Sales are up 46.8 per cent to the end of July, with 74,111 new cars. All expectations are that by year’s end the number will have reached 85,000. It’s not quite the heady days of the Celtic Tiger, when new-car sales reached 230,804 in 2000, or even 187,540 in 2007. The recovery is a far more tempered affair.

Take the time to look up from the number plate and you’ll spot another difference. The Irish motorist is downsizing, in engines at least. The years of excess, when thirsty SUVs rumbled through the city streets, are a thing of the past.

An example of the shift can be seen in the sales of Land Rovers. In 2007, 2,077 of the SUVs were sold in Ireland. By 2009 that total had fallen to a minuscule 89. During the same period Porsche sales dropped from 89 to 11. Since then the Republic’s only Porsche dealership has closed its doors.

But the changes in Irish car-buying tastes are more substantial than the obvious drop-off in prestige brands as the economy came a cropper. Where once the boast at the school gate and golf club was about price and performance, now it’s about fuel efficiency and emissions.

Few thought many motorists would ever contemplate carbon emissions when it came to their car choice. The gas was increasingly linked in media reports to climate change, but its influence on car buyers was nonexistent.

Then came the changes in tax policy, introduced in July 2008. Instead of a 22-band annual motor-tax regime based on engine size, in which the jump from one rate to the next ranged from €24 to €273, we had a seven-band system based on CO2 emissions. The jump between each band is now much greater, ranging from €54 to €1,050. Suddenly, motor tax was a deciding factor, and diesels, once regarded as too agricultural for suburban sophisticates, were de rigueur.

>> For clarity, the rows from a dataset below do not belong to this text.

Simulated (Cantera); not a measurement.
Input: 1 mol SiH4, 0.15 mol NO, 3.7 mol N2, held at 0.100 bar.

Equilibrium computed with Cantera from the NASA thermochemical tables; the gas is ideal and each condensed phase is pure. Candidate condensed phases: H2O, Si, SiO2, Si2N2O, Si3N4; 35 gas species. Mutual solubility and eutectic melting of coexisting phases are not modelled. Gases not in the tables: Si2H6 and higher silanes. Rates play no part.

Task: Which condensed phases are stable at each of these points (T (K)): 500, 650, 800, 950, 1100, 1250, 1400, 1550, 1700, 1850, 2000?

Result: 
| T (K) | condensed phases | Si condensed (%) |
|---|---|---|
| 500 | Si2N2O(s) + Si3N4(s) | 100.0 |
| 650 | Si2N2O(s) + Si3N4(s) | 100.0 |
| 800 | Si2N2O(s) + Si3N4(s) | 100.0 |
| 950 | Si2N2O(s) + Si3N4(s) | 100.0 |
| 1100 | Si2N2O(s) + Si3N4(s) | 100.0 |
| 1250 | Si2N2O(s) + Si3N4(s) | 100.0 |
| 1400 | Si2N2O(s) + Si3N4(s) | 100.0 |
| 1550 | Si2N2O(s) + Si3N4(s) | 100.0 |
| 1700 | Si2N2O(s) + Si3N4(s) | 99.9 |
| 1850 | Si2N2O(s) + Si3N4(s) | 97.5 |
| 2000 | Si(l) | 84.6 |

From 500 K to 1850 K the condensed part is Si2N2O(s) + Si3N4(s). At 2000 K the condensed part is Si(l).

Between January and June 2008 petrol engines accounted for 62.7 per cent of sales, with the majority of new cars sold during those six months having emissions of 155g/km or more.

Jump forward to the first six months of this year and 63.8 per cent of new cars sold were diesel, with 77.6 per cent recording official emissions figures of less than 140g/km.

Part of this – 10,000 of the new-car sales to date – is down to the scrappage scheme, which applies to cars with emissions of below 141g/km, but according to Alan Nolan, director general of the Society of the Irish Motor Industry, emissions and tax are by far the dominant themes of forecourt conversations these days.

Yet while buyers have turned their back on thirsty behemoths, the changes are more subtle than simply Irish buyers abandoning bigger cars for superminis.

The bestselling car here remains the Ford Focus, as it was in 2008. And Nissan’s Qashqai – an attempt to add SUV styling to a regular family hatchback – is currently at number three.

The Mercedes E-Class and Audi A4 remain in the top 20 bestselling models, well ahead of models like the Ford Ka or Fiat Panda. The BMW 5 Series has sold as many as the Nissan Micra this year.

The changing tastes have more to do with improved fuel efficiencies. And in that regard the motor industry has made huge leaps in engine development in the past three years, largely on the back of an increasing international focus on transport as an area where carbon emissions needed to be addressed. Several big premium models now have fuel-economy and emissions figures that would have been held by superminis in the past.

Ultimately, motor-industry executives are seeking to remove the car from the carbon debate. For that they may hope the much-hyped electric revolution captures an audience. Mainstream electric cars can be ordered now and will arrive on Irish roads next year. A mini-revolution is under way. We’re being promised rapid improvements in the distances these vehicles can travel between recharging, akin to the improvements made in mobile phones and laptops when they first arrived.

Time will tell. One thing is certain: Irish car-buyers seem as focused on the fuel gauge and the tax disc as they are on a car’s status or its speedometer.